So, if I'm crawling http://www.example.com/page1.LOL111 with an unknown file extension, it's likely that I would start to download it. If I can't figure out the content type from the header, or it's a format that we don't index (e.g. mp3), then it'll be put aside. Otherwise, we proceed indexing the file.

Website: My apologies for scrutinizing your style, Googlebot, but I noticed your Accept-Encoding headers say:

Can you explain these headers to me?

Googlebot: Sure. All major search engines and web browsers support gzip compression for content to save bandwidth. Other entries that you might see here include "x-gzip" (the same as "gzip"), "deflate" (which we also support), and "identity" (none).

Website: Can you talk more about file compression and "Accept-Encoding: gzip,deflate"? Many of my URLs consist of big Flash files and stunning images, not just HTML. Would it help you to crawl faster if I compressed my larger files?

Googlebot: There's not a simple answer to this question. First of all, many file formats, such as swf (Flash), jpg, png, gif, and pdf are already compressed (there are also specialized Flash optimizers).

Website: Perhaps I've been compressing my Flash files and I didn't even know? I'm obviously very efficient.

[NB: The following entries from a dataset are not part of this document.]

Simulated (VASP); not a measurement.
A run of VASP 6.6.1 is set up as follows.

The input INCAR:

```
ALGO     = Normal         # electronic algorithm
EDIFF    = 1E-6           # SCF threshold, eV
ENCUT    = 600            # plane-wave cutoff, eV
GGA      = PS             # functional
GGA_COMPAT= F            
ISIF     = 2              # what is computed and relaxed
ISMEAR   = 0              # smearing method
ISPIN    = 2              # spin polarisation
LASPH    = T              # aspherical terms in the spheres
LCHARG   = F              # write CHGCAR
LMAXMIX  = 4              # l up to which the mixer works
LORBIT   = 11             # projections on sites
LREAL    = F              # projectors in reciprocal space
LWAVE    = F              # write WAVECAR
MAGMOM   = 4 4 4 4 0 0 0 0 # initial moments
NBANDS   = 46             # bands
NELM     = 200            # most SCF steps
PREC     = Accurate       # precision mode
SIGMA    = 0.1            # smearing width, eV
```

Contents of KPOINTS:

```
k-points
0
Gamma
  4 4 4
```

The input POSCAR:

Googlebot: Both Apache and IIS have options to enable gzip and deflate compression, though there's a CPU cost involved for the bandwidth saved. Typically, it's only enabled for easily compressible text HTML/CSS/PHP content. And it only gets used if the user's browser or I (a search engine crawler) allow it. Personally, I prefer "gzip" over "deflate". Gzip is a slightly more robust encoding — there is consistently a checksum and a full header, giving me less guess-work than with deflate. Otherwise they're very similar compression algorithms.